Parents = People who aren’t perfect, but are responsible for raising and taking care of another person. There is nothing that qualifies any of us for this God-sized endeavor called parenting. At the very same time we seek to help someone else grow up, we ourselves are still under development. Our children are highly impacted by our development or lack of development as people and as parents. So, how do I know when I’m failing my children? I’ve thought long and hard about this one and concluded the following…..
#1: We fail our children when we ….STOP GROWING UP….
You can’t take your kids somewhere you’re not headed yourself. Today, we have children raising children. And, I’m not just talking about teen parents. I know plenty of grown adults that still act like adolescents. No greater way will any parent fail their kids than when they fail to lead by example and grow up.Nothing will have greater impact on your parenting than the life you live before them. When we choose to act like grown children we will always have a hard time leading and guiding our children. We have to grow up, own up to our mistakes, and set an example for our children to follow.
#2: We fail our children when we…..WON’T ACCEPT OUR GOD- GIVEN RESPONSIBILITY….
Many have said, “Any man can be a Father, but not every father chooses to be a dad”. Being a good dad or mom hinges much on whether we embrace or reject our God given responsibility. God has blessed us with the opportunity to be called parents and entrusted us with the responsibility of raising another human being. We must do our best to grow up, get up, and lovingly lead our children to understand what life is all about. We must take responsibility of ourselves and take seriously the responsibility of training our children for this life and the life to come. Own up to your mistakes, embrace your God given assignment, and start parenting. It’s not easy, it’s not always fun, but it’s always worth it.
#3: We fail our children when we…..QUIT PARENTING
Many parents start out strong, but when things get tough they bail. Kids needs a parent that stays by their side, keeps keeping on, and sees them through the finish line! Parenting is a 24/7 job that can wear anyone out, but will always be worth every ounce of our energy. A parent must never stop loving, leading, or caring about the well-being of their child. This doesn’t mean you can fix all their problems, but it means you never stop parenting. Unfortunately, I have watched many parents quit parenting when their child needed them most. They claim it’s because they are too big to be told what to do. Listen, we all have to change our approach as time goes on, but your child will never reach a point where your influence doesn’t matter. A parent who has not quit on their child will go to any extent to show their unconditional love and exhaust every effort to guide their child’s steps in the right direction.

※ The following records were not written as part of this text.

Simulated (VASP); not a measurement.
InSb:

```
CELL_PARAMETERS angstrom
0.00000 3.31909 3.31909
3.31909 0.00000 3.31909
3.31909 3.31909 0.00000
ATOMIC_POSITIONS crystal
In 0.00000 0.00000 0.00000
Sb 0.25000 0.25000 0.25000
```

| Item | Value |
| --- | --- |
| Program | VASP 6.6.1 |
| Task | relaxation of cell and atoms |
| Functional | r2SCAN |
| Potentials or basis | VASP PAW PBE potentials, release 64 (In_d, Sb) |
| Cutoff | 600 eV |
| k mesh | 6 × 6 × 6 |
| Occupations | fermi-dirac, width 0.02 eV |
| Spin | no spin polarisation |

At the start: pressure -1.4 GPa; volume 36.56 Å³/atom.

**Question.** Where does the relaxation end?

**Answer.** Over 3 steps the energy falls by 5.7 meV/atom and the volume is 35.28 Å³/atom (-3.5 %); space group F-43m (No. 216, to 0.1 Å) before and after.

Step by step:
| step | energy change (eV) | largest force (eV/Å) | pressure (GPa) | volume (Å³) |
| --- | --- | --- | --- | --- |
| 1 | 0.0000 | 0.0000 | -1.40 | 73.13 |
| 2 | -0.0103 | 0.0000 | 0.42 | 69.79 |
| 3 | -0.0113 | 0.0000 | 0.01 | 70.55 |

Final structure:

#4: We fail our children when we…….DON’T MAKE TIME FOR THEM
We live in a busy world. More and more children are being raised by the television, internet,Day Care, and an empty house. I know you have to work, but you also have to make time for your children. Just like you make time for other stuff you have to make time to invest and spend quality time with your kids. We know they grow up fast and today’s opportunities will not be around later. We all have to put aside the excuses, maintain balance and priorities, and make sure that we are weekly “making time” to be with and invest in the lives of our children.
#5: We fail our children when we…..THINK WE CAN DO THIS ALONE
I still remember that dad who said to me while I was a youth pastor, “What does Jesus have to do with all of this.” He was implying that faith and a relationship with Jesus Christ had nothing to do with what was going on with his son. My friends, your child’s faith or lack of faith has much to do with how they will handle adversity and deal with you. The same is true when it comes to your faith or lack of faith development. Until any of us have come under God’s authority we will always struggle with others authority. I can clearly remember wanting to listen to my parents because I knew and believed it was the right thing to do. Not only was it their request, but it was God’s orders.
Without God’s help your child cannot develop or become anything that will last. Without God’s help you can’t ever be the parent that God has called you to be to your son or daughter. There are a lot of things I don’t know, but this I’m sure of…… “I can’t even walk without God holding my hand.” God’s grace must cover my shortcomings. God’s strength must keep me going and growing. God’s spirit must invade my child’s heart and mine. And, God must bring the growth. “Some plant, some water, but God brings the growth.”